Alexa Certified Site Metrics – AlexaBot 403 Error, Alexa Certify

Home Forums BulletProof Security Free Alexa Certified Site Metrics – AlexaBot 403 Error, Alexa Certify

Viewing 15 posts - 1 through 15 (of 37 total)
  • Author
    Posts
  • #1118
    Shane Strong
    Member

    Hey guys I was hoping I could get some help here to figure out my issue.  I have just registered my site with Alexa and have setup a Certified account.  When Alexa tries to crawl my site with the AlexaBot or User-Agent ia_archiver but it received a 403 error.  Now I did get it to work but I had to disable BulletProof Security and once I re-enabled it the bot was unable to scan any of my site.  I am not sure if there is a spot that I need to change in the htaccess file to allow the AlexaBot but I do know that it will crawl the site as long as I have BulletProof turned off.  I would like to keep BulletProof on if that would be possible.  Any help would be appreciated.
    URL is http://www.shanestrong.com

    #1144
    AITpro Admin
    Keymaster

    I am not exactly sure where you are seeing the 403 Error.  The only 403 Errors I ever see for the AlexaBot on my sites are for directories that I do not want the AlexaBot or any Bots to crawl.  I see that Alexa offers a Certified Site Metrics service.  Is that what is being blocked?  If so, then most likely you would just need to remove HEAD from this nuisance filter in your Root .htaccess file.
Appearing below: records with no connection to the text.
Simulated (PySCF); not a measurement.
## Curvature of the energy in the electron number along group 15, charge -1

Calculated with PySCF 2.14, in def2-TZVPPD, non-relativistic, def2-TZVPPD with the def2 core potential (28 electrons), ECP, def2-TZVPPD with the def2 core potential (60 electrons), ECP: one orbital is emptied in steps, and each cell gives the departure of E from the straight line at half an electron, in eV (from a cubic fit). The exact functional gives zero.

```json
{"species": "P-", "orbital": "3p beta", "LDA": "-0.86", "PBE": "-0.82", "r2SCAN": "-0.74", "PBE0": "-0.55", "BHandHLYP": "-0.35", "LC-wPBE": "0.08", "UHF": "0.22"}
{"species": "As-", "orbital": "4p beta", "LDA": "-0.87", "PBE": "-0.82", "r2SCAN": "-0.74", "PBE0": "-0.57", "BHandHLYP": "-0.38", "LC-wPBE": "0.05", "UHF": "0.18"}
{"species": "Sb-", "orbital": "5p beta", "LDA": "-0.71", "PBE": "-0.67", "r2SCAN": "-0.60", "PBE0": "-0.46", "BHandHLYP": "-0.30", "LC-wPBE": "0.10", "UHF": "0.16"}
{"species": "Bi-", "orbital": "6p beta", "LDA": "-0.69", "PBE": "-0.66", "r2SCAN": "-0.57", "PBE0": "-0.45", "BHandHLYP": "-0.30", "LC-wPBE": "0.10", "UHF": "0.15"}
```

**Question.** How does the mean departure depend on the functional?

    [code deleted – was not relevant to solving the problem]

    #1145
    Shane Strong
    Member

    Thanks I will give that a try and yes I was talking about the Certified Site Metrics.

    #2297
    Dave Smith
    Member

    Hi,
    I’m trying to certify my site with Alexa, but it gets 403 errors when it tries to crawl the site.
    I’ve tried what you recommended in a previous post to another user but it didn’t work, and I’ve also tried removing java from the query string exploits filter but that didn’t work either.
    Could you help please? the Alexa code that appears in my site is below:

    #2304
    AITpro Admin
    Keymaster

    Please post one of the Alexa 403 Errors from your BPS  Security Log. Thanks.

    #2305
    Dave Smith
    Member

    Hi,
    sorry forgot to mention, there is no 403 error listed in the log. I’ve tried clearing the log, rerunning the Alexa verify thing, and then rechecking the log, but there’s nothing in there.

    #2306
    AITpro Admin
    Keymaster

    Go to the BPS htaccess File Editor page and go to Your Current Root htaccess Tab and edit your root .htaccess file and comment out the 3 User Agent security filters below with a pound sign #.  If you are still getting 403 Errors then comment out security filters in groups of 3 then test, comment out 3 more security filters and test, etc. until you get to this security filter – sp_executesql directly below and do not comment this security filter out with a pound sign and also do not comment out any code below this security filter:

    RewriteCond %{QUERY_STRING} (sp_executesql) [NC]
    # BPSQSE BPS QUERY STRING EXPLOITS
    # The libwww-perl User Agent is forbidden - Many bad bots use libwww-perl modules, but some good bots use it too.
    # Good sites such as W3C use it for their W3C-LinkChecker.
    # Add or remove user agents temporarily or permanently from the first User Agent filter below.
    # If you want a list of bad bots / User Agents to block then scroll to the end of this file.
    #RewriteCond %{HTTP_USER_AGENT} (havij|libwww-perl|wget|python|nikto|curl|scan|java|winhttp|clshttp|loader) [NC,OR]
    #RewriteCond %{HTTP_USER_AGENT} (%0A|%0D|%27|%3C|%3E|%00) [NC,OR]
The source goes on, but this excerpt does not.